Apparently all the cool kids are Twittering SIFF reviews, but I hate Twitter with the fire of a thousand suns, so y’all will have to bear with me over here. (Also, I might have to unsubscribe from Publicola for the duration. Retweets are not blogging, you idiots, and they’re certainly not *politics*. Why no one can understand that if we wanted to read tweets we’d be on damned Twitter is beyond me.)
But anyway. I’ve had a slightly weird festival so far, having spent more hours volunteering than seeing movies, at least in the first two days. However, since I *have* seen movies, I am ahead of a lot of the festival staff, who tend to see the first five minutes of a feature and then have to go back to work.
My first movie of the festival was Sunset Boulevard, one of the unfortunately few revival screenings I am going to be able to make. I had never seen it before, which is ridiculous considering what a Wilder fan I am, but so it goes. I loved it, of course. It was part of a TCM festival-within-the-festival, and as such was introduced by Robert Osborne, which was nice. I am a sucker for that sort of thing, as only a girl raised on AMC by Nick Clooney can be.
Second up was my first Secret film ever, which I very much enjoyed. A fast-paced, snappily scripted start to the Secret fest. I’m looking forward to the rest. The big appeal for me is that it’s a film experience that’s impossible the rest of the year, where I know absolutely nothing about a film going into it. I read too much to have that in general, so it’s pretty cool to have it here.
Next was the first film I could actually vote on, Morris: A Life With Bells On. I was initially super annoyed about it, because I found out it was a mockumentary only after I bought my ticket. I, gigantic dork that I am, wanted an actual *documentary* on Morris dance, and if I had realized it earlier I probably wouldn’t have gone. Ah well. It worked out, as this is easily one of the best non-Guest mockumentaries I have seen, and starred quite a range of familiar UK faces, including the pinnacle, Sir Derek Jacobi, and others famous perhaps only to me (Ian Hart, Richard Lumsden who was the father in “Sugar Rush”, Dominique Pinon from City of Lost Children & Delicatessen). It was well-paced & very funny, and the Morris men in the audience were duly appreciative. So, good times.
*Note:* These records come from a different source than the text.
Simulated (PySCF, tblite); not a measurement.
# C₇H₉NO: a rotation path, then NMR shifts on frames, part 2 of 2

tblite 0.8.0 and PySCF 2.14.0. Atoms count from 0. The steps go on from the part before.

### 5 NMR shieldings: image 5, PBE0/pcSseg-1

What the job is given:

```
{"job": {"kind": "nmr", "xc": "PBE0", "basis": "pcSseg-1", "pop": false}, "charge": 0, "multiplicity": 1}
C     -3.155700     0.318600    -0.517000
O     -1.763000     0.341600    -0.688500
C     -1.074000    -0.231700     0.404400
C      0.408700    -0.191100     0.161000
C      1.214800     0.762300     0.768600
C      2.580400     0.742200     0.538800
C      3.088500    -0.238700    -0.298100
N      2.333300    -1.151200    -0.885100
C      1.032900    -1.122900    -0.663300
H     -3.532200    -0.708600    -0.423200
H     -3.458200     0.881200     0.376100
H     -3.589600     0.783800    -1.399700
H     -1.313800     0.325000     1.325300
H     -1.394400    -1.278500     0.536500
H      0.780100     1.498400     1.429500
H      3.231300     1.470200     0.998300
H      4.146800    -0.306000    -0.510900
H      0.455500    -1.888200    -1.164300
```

Monday I was possibly the youngest person in the audience for Gotta Dance, which is unfortunate, as it was an utterly charming movie. If you want to be reductive, it’s Young@Heart but with dance, following the first senior dance team for the Nets. It deals with more body issues and yet fewer health ones than the chorus, which makes sense. I totally loved it, and it was one of those rare films where I realized that I never once wanted to check my watch.
I wound up the long weekend with a late showing of Warlords. If you like Hong Kong historical epics (and I do), then it’s definitely worth seeing. Unfortunately, it fell to the curse of the Egyptian, with botched sound at pretty much every reel switch. (The Egyptian is famous at the festival for … technical difficulties. The worst I remember was 3 Needles, where the first 10 minutes, all English voice-over, played without sound. At least Warlords was subtitled.) Anyway. Of the cast. I suppose you all just know Jet Li, but I was in it for Andy Lau & Takeshi Kaneshiro. Andy Lau is worth seeing in anything. If you aren’t familiar with him, you should rent Infernal Affairs, where he co-stars with my boyfriend Tony Leung.
And that is all for now! Let’s see if I can keep up like this for the rest of the festival. Heh.
A MOCKUMENTARY ABOUT MORRIS DANCING???
Awezome.
And what’s more, a pretty decent mockumentary! Which is hard to do.